Home is that place that nurtures and sustains you, where you are with your kindred, where you find rest and comfort, are safe and supported. It is as Merriam-Webster defines a “congenial environment.” Or it ought to be. Looking back over the various blog postings I’ve made here at the Twelve, I find myself often returning to this theme of home. And not just here. Why, just the other day in a sermon I referenced—rather embarrassingly—the late ‘90’s teen-pop TV show Dawson’s Creek to get to a Randy Newman song sung by Chantal Kreviazuk, Feels Like Home. (Take a listen! And as to the Dawson aspect, the song was apparently on the Creek’s soundtrack, not that I associate with or really know anything about that…) Sometimes in regards to culture (even pop culture), often ecological, and usually of the personal, I dwell a lot upon “home” as place, relationship, and even way of entering into a deeper experience of the holy. Perhaps it’s influenced by my evangelical roots and the picture of Jesus knocking on the door. But mostly it’s because of verse 14 from the Prologue of the Gospel of John, “And the Word became flesh and lived among us, and we have seen his glory, the glory as of a father’s only son, full of grace and truth.” Lived among up perhaps better stated more colloquially, “pitched his tent.” I wonder at the immensity and the subtle reality of God making God’s dwelling among us not only in the person of Jesus Christ but in the Holy Spirit too.

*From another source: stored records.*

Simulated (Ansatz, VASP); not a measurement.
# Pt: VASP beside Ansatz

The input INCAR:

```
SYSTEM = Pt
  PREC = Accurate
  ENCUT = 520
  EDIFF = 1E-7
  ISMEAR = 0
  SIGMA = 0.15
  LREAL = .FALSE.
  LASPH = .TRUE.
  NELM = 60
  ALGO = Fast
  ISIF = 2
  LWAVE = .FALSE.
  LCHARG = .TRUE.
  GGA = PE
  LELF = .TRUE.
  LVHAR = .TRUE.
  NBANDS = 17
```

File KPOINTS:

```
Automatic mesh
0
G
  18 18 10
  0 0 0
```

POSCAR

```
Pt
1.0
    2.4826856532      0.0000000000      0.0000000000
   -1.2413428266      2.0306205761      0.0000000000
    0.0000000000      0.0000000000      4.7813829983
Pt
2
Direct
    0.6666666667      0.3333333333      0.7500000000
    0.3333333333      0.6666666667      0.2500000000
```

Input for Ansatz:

It is with that mindset, with thoughts of home permeating my heart that I wish to use this space to commend to you a new short film of only 26 minutes called My Neighbourhood. For a limitted time, you can watch the entire film online at the Guardian. My Neighbourhood concentrates on a child as he is becoming a teen, eleven years old Mohammed El Kurd, a Palestinian who lives in the neighbourhood of Sheikh Jarrah in East Jerusalem. He and his family and many neighbors are forced to give up their homes as Israeli settlers move into them. In a very short amount of time, the viewer is able to see how resentment and hate develops, fosters, and grows. Animosity and enmity is not where this story ends, however. We also meet Zvi and Sara Benninga, Jewish Israelis residing in West Jerusalem who develop a relationship with Mohammed and join in regular protest to save the neighbourhood of Sheikh Jarrah.
Three years ago a group of about twelve delegates from the Christian Reformed Church and the Reformed Church in America joined a Christian Peacemaker Team group for two weeks in the West Bank of Palestine. We went to Sheikh Jarrah, participated in the protest, and actually met some of Mohammed’s family who were camped out in front of their home that has been taken over by settlers. It was a profound and personalizing experience of an issue far too ignored or generalized in the US media.
This week as President Obama is visiting Israel and the occupied Palestinian territory of the West Bank and much of the media’s coverage will be given over to rhetoric and ruhmors of wars with Iran, I urge you to remember Mohammed and Zvi and Sara and the countless others—Israeli, Palestinian, and international—who are working towards a just peace in Palestine and Israel, who are reminding and showing the world what is happening, who are peacefully but courageously protesting the injustice of horrors of the occupation. Please join me in prayer that all might find a true home with peace and security.